It has to be either smp_rmb or a consume barrier.

Spelling it out instead of having it implicitly done through
spin_unlock points out that it is redundant for the new_inode vs sb
allocation case, people just don't have strong reaction to plain
lock/unlock trips, whereas they get very worried about any explicitly
mentioned barriers (most justified for the latter, but they also
should be this way for the former).

>> Upshots:
>> - replaces 2 atomics with a mere release fence, which is way cheaper
>> to do everywhere and virtually free on x86-64
>> - people reading the code don't wonder who on earth are we locking
>> against
>
> Downsides:
> - memory barriers are hard to get right,
> - nobody will be able to look at the code and say "this is obviously
> correct".
> - random unpaired memory barriers in code end up making it
> unmaintainable.
> - impossible to test for correctness
>
[snip]
>> I am however going to /strongly suggest/ that a comment explaining
>> what's going on is added there, if the current state is to remain.
>
> If you really think that improves the code, send a patch....
>
>> As far as I'm concerned *locking* when a mere smp_wmb would sufficne
>> is heavily misleading and should be whacked if only for that reason.
>
> If it ain't broke, don't fix it.
>
> The code we have now is widely used (there are over a hundred
> callers of new_inode()) and we know it works correctly. Nobody is
> complaining that it is too slow, and generally speaking the overhead
> of this lock traversal is lost in the noise of all the other
> operations needed to be performed to initialise a new inode.
>

Maybe you have been around this code too long to see an outsider
perspective or maybe I did not do a good job spelling it out.

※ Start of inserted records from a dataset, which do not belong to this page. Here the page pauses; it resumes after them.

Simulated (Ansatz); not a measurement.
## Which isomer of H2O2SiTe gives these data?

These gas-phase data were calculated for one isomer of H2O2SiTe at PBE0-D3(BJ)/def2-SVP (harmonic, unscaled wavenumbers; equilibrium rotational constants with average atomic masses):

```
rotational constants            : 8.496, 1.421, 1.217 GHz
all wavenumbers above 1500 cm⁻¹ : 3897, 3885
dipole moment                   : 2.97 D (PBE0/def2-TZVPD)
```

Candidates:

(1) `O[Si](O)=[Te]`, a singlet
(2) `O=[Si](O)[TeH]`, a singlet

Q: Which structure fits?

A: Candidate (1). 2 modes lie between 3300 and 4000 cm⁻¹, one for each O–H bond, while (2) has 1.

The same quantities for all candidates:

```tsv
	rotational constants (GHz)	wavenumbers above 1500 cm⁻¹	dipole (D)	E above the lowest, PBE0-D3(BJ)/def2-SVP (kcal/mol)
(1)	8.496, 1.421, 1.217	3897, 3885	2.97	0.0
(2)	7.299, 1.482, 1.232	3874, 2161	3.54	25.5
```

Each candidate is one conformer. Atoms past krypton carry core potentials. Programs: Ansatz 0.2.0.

I'm not complaining about speed, I'm complaining that a standalone
lock trip there is *confusing*, especially when another consumer in
the same file does not do it and filesystems have *custom* allocation
routines -- is the inode visible to other threads?

I also noted the reasoning you initially gave is trivially satisified
with smp_wmb, but I'm definitely not going to push for it.

However, after more poking around, what I think what you were trying
to say is that whatever inode lookups/traversal always take the inode
lock to inspect i_state, thus zeroing enclosed by it makes it easier
to reason about it (but if that's the case why is iget5_locked
standing out and you seem fine with it?). Now that I justification I
can understand at least.

All that said, how about this (modulo wording):
diff --git a/fs/inode.c b/fs/inode.c
index 8fefb69e1f84..977e72942706 100644
--- a/fs/inode.c
+++ b/fs/inode.c
@@ -1018,6 +1018,13 @@ struct inode *new_inode_pseudo(struct super_block *sb)
struct inode *inode = alloc_inode(sb);

if (inode) {
+ /*
+ * Make sure i_state update is visible before this inode gets
+ * inserted anywhere.
+ *
+ * Safe way for consumers to inspect the field is with i_lock
+ * held, match this for simplicity.
+ */
spin_lock(&inode->i_lock);
inode->i_state = 0;
spin_unlock(&inode->i_lock);
@@ -1285,6 +1292,11 @@ struct inode *iget5_locked(struct super_block
*sb, unsigned long hashval,
struct inode *new = alloc_inode(sb);

if (new) {
+ /*
+ * new_inode_pseudo takes a lock to zero i_state, here
+ * we safely skip it because hash insertion will take
+ * care of it
+ */
new->i_state = 0;
inode = inode_insert5(new, hashval, test, set, data);
if (unlikely(inode != new))


or patch iget5_locked to use new_inode_pseudo, but then I don't want
to be on a lookout for someone's microbench changing

--
Mateusz Guzik <mjguzik gmail.com>